December 23, 2014 by Stephen 3 Comments

When I moved my main machine to a retina Macbook Pro, I was surprised to notice that the screen made my website images appear blurry. I had thought image sharpness would stay the same (or improve) since the physical resolution of the screen was much higher. I also thought that any resampling by the browser wouldn’t affect sharpness since there was an integer scaling factor: i.e. each image pixel should get mapped directly to a 2×2 square of retina pixels.

My assumptions were clearly wrong though as my web images were noticeably fuzzy.

To understand what was happening, I viewed my images in different browsers (Chrome/Safari/Firefox) and took retina resolution screenshots to see the pixel level detail. My test image was a picture of the Cliff Palace ruins in Mesa Verde and was produced with Lightroom (resized for web and exported with sharpening for screen).

This image of Cliff Palace may appear blurry on retina screens.

This image of Cliff Palace may appear blurry on retina screens.

Below is an expanded view of the upper window in the left tower based on screenshots with the retina display set to best quality (i.e. a straight pixel doubling).

Safari, Chrome, and Preview (Mac native viewer) of non-retina images on a retina display.

Comparison of Firefox, Safari, Chrome, and Preview (Mac native viewer) of non-retina images on a retina display.

In terms of sharpness Preview > Chrome (v39) > Safari (8.0.2) = Firefox (v34). I think Preview is applying a straight mapping of 1 image pixel to a 2×2 square of retina pixels. To see this, download the image and magnify it until you can see the individual pixels as blocks — the Preview screenshot will have pixels that are 4x the size of Chrome/Safari.

From the expanded view, I believe all three web browsers resample the image (probably with bicubic interpolation) and this blurs detail. Chrome tries to recover by applying sharpening but this introduces some artifacts as you can see a halo around the window. However the halo is not visible at normal magnification and I think it is a reasonable policy compared with Safari/Firefox which just leave the image slightly blurred.

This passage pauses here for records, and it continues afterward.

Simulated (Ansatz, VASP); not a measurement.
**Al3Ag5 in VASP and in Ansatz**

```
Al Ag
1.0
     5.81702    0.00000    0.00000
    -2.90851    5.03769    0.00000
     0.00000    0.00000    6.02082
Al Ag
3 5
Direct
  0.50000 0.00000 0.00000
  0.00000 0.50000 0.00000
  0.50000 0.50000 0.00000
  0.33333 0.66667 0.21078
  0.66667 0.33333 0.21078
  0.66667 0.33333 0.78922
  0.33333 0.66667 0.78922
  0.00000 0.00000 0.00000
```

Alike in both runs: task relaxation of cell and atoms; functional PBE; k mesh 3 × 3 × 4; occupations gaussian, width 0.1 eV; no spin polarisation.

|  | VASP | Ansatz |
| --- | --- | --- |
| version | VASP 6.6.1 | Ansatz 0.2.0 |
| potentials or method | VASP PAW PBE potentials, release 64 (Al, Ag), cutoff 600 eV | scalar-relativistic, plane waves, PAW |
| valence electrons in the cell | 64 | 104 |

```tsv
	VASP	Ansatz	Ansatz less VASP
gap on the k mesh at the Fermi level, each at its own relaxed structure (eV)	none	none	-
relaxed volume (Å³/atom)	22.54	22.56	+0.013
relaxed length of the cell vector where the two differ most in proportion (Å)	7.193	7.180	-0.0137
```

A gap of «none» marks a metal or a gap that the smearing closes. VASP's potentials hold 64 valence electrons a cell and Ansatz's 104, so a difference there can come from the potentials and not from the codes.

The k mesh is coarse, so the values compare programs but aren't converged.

What does this mean for my website? Retina and hi-dpi screens are currently only a small slice of my web traffic so I could feasibly do nothing and live with the blurriness. However, I’d like to get ahead of this issue as hi-res screens are only going to become more popular. This means I need to either upgrade to retina resolution images or find some way to force Safari/Firefox to apply additional image sharpening similar to Chrome (perhaps through a CSS effect if available).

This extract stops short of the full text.